At the Manhattan Inauguration

At the new Manhattan Beep's inauguration this week, the mostly radical attendees made sure to razz Christie and his road scandal, and celebrate their successful election after years of non-Democrat management.

The new mayor, not content with having rocked the election so inarguably (though one still wonders how people could, after 6 years of Obama, vote in a guy just as resume-free and experience-challenged), spoke bad Español about bettering our escuelas, in an accent and speed that rivaled the muy malo accent and speed of the just-left great manager/mayor, Michael Bloomberg. Another speaker said that de Blasio had "already passed the climate "test." So this is de Blahs' unearned Nobel Prize: The mercury went down to a single digit, then up a few days later, and the new mayor survived! He made it through. As if temperature is a test. If his non-existent managerial prowess is any guide, maybe it is the single test -- aside from a blood test -- that this newbie can pass. Time will tell.

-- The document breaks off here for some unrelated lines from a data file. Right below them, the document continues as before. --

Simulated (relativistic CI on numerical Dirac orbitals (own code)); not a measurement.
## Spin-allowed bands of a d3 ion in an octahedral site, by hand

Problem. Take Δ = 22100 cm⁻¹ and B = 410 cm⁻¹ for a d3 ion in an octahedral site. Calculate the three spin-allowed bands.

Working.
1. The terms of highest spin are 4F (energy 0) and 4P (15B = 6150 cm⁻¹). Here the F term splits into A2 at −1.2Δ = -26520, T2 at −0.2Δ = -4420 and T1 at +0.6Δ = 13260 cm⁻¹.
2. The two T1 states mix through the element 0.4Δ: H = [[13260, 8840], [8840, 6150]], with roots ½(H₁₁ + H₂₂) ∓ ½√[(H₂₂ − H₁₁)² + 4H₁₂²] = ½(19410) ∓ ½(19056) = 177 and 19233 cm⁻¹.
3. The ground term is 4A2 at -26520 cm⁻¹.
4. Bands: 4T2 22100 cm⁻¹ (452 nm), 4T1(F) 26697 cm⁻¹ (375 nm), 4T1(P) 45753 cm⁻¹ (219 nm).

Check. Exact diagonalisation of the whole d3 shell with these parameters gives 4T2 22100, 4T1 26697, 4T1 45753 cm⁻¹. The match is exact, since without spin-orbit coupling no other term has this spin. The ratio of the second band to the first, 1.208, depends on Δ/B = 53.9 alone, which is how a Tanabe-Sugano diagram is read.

No one brought up the pizza-permutation fail. De Blahs ate pizza with a knife and fork. In a city teeming with pizzerias, and a country fairly insanely given to this cholesterol-rich snack, and in a mayor supposedly Italian, it perplexed at least the news-hungry TV news corps to note this new mayor dining out with utensils rather than the hand-to-mouth job usual. But such does not really bother the vets in the pol-watching game. We await real tests of his mettle, and pray he acts for all, the way his first appointment of the superb police chief, William Bratton, suggests.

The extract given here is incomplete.